Howard’s previous career-high offensive-rebounding percentage was 13.8.

The only other players to set career-high offensive-rebounding rates north of 15% after their age-30 season: Dennis Rodman (20.8% at age 33 with the 1994-95 Spurs) and Alan Henderson (15.6% at age 32 with the 2004-05 Mavericks). Both Rodman (Cooke County Junior College and Southeastern Oklahoma State) and Henderson (Indiana) played four years of college basketball, giving them less wear and tear on their bodies and fewer opportunities to post career highs at a young age.

Howard jumped to the NBA straight from high school.

Yet, he’s having a resurgent year in his 13th season. How is he doing it?

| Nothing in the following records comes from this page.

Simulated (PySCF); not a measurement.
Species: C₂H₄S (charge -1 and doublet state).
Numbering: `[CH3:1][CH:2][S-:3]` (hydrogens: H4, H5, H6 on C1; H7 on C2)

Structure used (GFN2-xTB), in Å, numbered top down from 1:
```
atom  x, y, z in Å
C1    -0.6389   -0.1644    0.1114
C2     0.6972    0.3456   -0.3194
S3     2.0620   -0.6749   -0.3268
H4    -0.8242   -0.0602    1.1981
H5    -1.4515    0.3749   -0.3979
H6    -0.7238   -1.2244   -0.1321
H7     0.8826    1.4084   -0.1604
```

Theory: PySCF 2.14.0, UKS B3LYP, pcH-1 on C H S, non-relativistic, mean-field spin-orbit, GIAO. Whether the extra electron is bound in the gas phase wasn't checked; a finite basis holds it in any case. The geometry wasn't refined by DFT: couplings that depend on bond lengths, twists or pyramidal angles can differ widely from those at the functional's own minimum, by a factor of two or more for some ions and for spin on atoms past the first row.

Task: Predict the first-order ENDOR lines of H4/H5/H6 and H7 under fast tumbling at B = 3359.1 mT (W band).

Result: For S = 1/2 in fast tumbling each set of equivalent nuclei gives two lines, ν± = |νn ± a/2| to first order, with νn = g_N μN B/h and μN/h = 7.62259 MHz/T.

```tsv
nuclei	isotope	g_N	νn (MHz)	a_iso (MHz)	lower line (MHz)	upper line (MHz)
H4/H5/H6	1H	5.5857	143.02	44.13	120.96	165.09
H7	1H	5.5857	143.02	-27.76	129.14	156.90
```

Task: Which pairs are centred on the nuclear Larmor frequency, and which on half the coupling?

“One, I’m not super old,” Howard said earlier this season. “Two, my body feels great. I’ve been doing a lot of stuff to take care of my body.”

Known for eating legendary amounts of candy earlier in his career, perhaps Howard has made a breakthrough. His defensive-rebounding percentage (31.8) is the second-best of his career and ranks fourth in the NBA. That has helped him anchor the league’s fourth-best defense.

Howard has been subject to widespread criticism, and last season with the Rockets was a low point. This year, Howard has recommitted to the basics: Rebounding, defending, scoring inside.

“He’s got a big personality, but I think we all knew that,” Budenholzer said. “But it’s all in the right place. He wants good things, and I’ve really enjoyed coaching him.”

So much so that Budenholzer has compromised a core basketball tenet for Howard.

And it has proved a worthwhile decision.